Skip to main content

KQL → Spark SQL / T-SQL transpiler for Microsoft Fabric and Databricks

Project description

KQLBridge

KQL → Spark SQL / T-SQL transpiler for Microsoft Fabric and Databricks

PyPI version Eval Score License Python

KQLBridge lets data engineers write queries in Kusto Query Language (KQL) and compile them to Spark SQL (Databricks, Microsoft Fabric Spark notebooks) or T-SQL (Fabric SQL Warehouse, Synapse Analytics).

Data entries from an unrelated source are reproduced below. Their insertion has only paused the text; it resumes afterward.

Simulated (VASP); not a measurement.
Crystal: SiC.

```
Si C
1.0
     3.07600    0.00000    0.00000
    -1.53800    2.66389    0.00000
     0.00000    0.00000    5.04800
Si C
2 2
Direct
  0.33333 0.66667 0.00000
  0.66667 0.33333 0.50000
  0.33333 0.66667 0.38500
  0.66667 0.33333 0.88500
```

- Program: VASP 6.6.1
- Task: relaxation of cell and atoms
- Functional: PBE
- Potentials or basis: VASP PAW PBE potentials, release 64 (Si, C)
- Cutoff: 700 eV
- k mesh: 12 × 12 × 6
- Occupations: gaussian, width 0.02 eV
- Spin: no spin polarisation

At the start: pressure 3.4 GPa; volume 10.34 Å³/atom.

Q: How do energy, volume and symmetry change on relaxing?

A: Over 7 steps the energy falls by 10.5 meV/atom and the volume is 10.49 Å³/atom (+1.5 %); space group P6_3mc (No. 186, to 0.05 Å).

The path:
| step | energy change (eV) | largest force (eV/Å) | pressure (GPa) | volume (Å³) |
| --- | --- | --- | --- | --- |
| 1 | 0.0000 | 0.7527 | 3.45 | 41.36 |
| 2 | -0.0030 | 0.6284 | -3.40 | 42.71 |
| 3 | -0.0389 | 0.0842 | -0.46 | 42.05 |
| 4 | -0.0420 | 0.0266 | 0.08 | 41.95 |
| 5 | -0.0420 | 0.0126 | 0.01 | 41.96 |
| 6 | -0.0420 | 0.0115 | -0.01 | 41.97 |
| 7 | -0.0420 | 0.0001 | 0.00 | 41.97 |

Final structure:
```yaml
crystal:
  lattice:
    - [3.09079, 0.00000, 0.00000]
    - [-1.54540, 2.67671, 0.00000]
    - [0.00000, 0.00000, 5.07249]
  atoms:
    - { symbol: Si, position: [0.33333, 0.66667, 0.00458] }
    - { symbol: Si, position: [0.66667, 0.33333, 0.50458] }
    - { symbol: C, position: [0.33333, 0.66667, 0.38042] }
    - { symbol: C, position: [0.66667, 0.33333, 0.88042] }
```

from kqlbridge import translate

kql = "AppLogs | where Level == 'Error' | summarize count() by ServiceName"
sql = translate(kql, target="spark")
# → SELECT ServiceName, COUNT(*) FROM AppLogs WHERE Level = 'Error' GROUP BY ServiceName

Why KQLBridge?

Microsoft Fabric runs two query engines side by side: Eventhouse (KQL) and Spark notebooks / SQL Warehouse (Spark SQL / T-SQL). Teams that wrote years of KQL analytics can't simply copy-paste those queries into a Spark cell. KQLBridge automates the translation.

Use cases:

  • Migrate ADX / Eventhouse KQL workloads to Databricks or Fabric Spark
  • Build routing agents that pick the right engine per query at runtime
  • Teach polyglot data engineering — learn one language, compile to all targets

Installation

pip install kqlbridge

Requires: Python 3.10+, no external services, no API keys.


Quick Start

Python API

from kqlbridge import translate, detect_operators, is_supported

# Translate KQL → Spark SQL (Microsoft Fabric Lakehouse / Databricks)
sql = translate(
    "AppLogs | where TimeGenerated > ago(24h) | project Message, Level",
    target="spark"
)

# Translate KQL → T-SQL (Microsoft Fabric SQL Warehouse / Synapse)
sql = translate(
    "AppLogs | where TimeGenerated > ago(24h) | project Message, Level",
    target="tsql"
)

# Check which operators are used
ops = detect_operators("AppLogs | where Level == 'Error' | summarize count() by Host")
# → ['where', 'summarize']

# Gate unsupported queries before translating
if is_supported(kql):
    sql = translate(kql)
else:
    print("Unsupported operators — keep in KQL engine")

CLI

# Translate to Spark SQL (default)
kqlbridge translate "AppLogs | where Level == 'Error' | summarize count() by Host"

# Translate to T-SQL
kqlbridge translate "Events | where ts > ago(7d) | take 100" --tsql

# Check if a query is supported (exit 0 = yes, exit 1 = no — useful in CI)
kqlbridge check "AppLogs | where Level == 'Error' | join (Users) on UserId"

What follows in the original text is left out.